“Sabayon, you’re cut.” And now I am a KDE convert.

I had to remove Sabayon from my system. Sorry, I just had to.
It lasted until sometime in November, but eventually it was driving me nuts and I just could not take it any more.
Whilst it was not the worst Linux I ever used (I would probably pick it over Ubuntu with a unity desktop). I found I spent more time trying to configure it than using it.
Well, sometimes you have to suffer and then good things happen. On my workshop computer I installed Mageia 3. Given that the workshop computer is really old I was impressed by how fast it ran, considering it was using KDE.

I installed Kubuntu, and as per my install of Mageia on my workshop computer, I was very surprised at how it had matured, become usable and was quick to load.

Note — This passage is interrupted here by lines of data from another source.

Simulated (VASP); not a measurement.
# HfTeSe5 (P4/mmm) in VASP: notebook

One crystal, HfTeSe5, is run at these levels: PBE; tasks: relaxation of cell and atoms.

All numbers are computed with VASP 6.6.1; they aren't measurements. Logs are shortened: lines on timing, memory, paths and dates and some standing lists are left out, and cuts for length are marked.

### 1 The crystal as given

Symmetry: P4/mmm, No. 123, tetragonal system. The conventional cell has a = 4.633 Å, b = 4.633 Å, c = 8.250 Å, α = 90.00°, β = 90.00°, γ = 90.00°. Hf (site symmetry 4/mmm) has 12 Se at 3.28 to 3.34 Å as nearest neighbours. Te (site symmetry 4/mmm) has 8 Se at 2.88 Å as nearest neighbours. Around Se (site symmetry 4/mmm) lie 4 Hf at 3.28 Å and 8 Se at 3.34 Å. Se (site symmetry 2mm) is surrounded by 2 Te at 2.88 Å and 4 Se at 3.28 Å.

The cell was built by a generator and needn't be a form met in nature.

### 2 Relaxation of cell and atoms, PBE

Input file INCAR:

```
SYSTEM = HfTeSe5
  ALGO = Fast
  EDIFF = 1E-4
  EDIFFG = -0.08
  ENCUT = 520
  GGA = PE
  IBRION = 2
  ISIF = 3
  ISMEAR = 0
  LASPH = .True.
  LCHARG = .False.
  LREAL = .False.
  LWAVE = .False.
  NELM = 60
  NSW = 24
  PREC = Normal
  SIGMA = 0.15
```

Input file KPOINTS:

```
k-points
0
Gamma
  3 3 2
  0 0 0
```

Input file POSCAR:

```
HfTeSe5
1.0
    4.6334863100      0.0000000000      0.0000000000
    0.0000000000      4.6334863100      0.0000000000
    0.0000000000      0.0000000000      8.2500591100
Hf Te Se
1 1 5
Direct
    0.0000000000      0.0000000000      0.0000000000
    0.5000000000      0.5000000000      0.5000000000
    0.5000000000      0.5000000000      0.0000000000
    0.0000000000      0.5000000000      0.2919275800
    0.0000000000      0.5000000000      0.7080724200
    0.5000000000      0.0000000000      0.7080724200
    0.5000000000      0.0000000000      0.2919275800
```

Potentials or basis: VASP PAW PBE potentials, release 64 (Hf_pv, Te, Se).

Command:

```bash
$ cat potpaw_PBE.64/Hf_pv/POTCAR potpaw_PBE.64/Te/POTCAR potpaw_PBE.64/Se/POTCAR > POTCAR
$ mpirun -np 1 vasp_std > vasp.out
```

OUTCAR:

The thing that drove me mad with Sabayon was the installers for packages Rigo and Entropy. There were too many manual things to remember to do. Trying to find a package in that lot was irritating. I hate it when something is stripped of all functionality in the name of being light weight and fewer buttons etc, but made it more difficult and less functional (sort of like Gnome 3 and Unity).
The final straw was when an update came through and screwed up my system. I did not pay attention to the type of update clicked OK and then it went and installed a Kernel update.
This then broke all sorts of things that were previously working. I still had not got some programs to work and I seemed to be going round in circles. I wrote previously about how I screwed up my system; well this time it was Sabayon. As I was trying to do something I needed a distro that would allow me to do that and not spend all my time trying to fix things – I need something that was better (for me).